Each generation has its own genre of music. Except for ours.
As a high school student, Math Department Chair Jeri Sutton listened almost exclusively to rock n’ roll. Fast forward to 2013, and senior Annabel listens to multiple genres: indie, alternative rock, some classical, some folk, and Americana and “a whole mix of other stuff that ranges anywhere from jazz to old school rap.” The times have changed, and apparently so has the music.
Fine Arts Department Lead Chair and Dean of Upper School Ed Long compared the expansion of popular musical genres to a phenomenon within the fashion industry.
“I heard from the four people who talked about fashion (the Hockaday Alumnae in the Arts) at the evening meeting,” he said. “They said, if there was a ‘60s dance, everyone would know what to wear. If you had an ‘80s dance, everyone would know what to wear. But if you have a 2000-2010 dance, no one knows what to wear, because there was no iconic fashion statement.”
The same goes for music.
“It’s very clear what ‘50s rock and roll is and what to expect,” Long said. “But what are the recognizable styles and hits of 2006?”

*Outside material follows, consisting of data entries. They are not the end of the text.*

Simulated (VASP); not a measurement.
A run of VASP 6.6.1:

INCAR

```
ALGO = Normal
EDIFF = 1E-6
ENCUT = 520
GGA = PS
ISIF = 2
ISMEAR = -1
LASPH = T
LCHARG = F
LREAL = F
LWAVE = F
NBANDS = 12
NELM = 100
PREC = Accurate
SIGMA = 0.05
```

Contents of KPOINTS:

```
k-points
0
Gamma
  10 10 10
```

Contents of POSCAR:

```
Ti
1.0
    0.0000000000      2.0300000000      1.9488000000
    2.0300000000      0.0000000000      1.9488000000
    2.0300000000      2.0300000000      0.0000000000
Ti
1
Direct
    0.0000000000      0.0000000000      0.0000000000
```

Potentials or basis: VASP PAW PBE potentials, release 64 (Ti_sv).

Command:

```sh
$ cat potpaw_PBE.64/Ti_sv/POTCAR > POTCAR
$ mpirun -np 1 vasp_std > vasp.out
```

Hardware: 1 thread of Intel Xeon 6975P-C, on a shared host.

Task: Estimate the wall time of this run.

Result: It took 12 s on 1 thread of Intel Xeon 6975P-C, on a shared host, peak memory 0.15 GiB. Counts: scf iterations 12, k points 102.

With the addition of many genres over the years and the increasing ease of distribution through the Internet, the formation of unanimous music popularity has become outdated, Long said. The spread of such genres began in the early 1900s with the jazz age.
“It’s gotten so very diversified,” Mr. Long said, “There’s a lot of music out there.”
Assistant Director of Community Service Sarah Satinsky ‘07 said that she has noticed a generational shift in the variety of music listened by members of her family.
“If you listen to music from the ‘70s, like stuff that my dad listened to, it all kind of fits in the same genre,” she said.
Satinsky added that when she listens to the radio today, she usually hears songs from completely different genres played on the same station within the same hour.
“None of them fit in the same category,” Satinsky said, “whereas I feel like the music from two generations ago all went together.”
Mrs. Sutton grew up during the emergence of rock n’ roll.
“I listened to the Beatles, and Led Zepplin, and the Rolling Stones,” she said, “That was about it.”
Coming from a different background, John Ashton, Head of Upper School, said he had more of a taste for different genres at early age.
“My dad was a musician and a band director,” Ashton said. “So I listened to classical, jazz, rock n’ roll, early rap and Motown.”
Annabel, Hockaday Orchestra President, agrees with the variety of the current generation. “I don’t think our generation has a single identifying genre,” Annabel said. “Instead, I feel our generation is defined by a certain open-mindedness toward music.”
However, she finds that there is some sort of continuity throughout the current music.
“Even in genres as diametrically opposed as Indie and Rap, when you strip these songs down to their bare bones, there are the same messages, those of hope and an eagerness for change,” Annabel said, “This, I think, is the factor that most clearly identifies the music of our generation.”
As time goes on and opinions change between generations, genres are expanding to include any types of music previously thinkable, Long said.
“There’s a lot of music out there,” he said. “It’ll be interesting to think 20 years from now, what music is going to stay. I’m not sure what I’d teach from today.”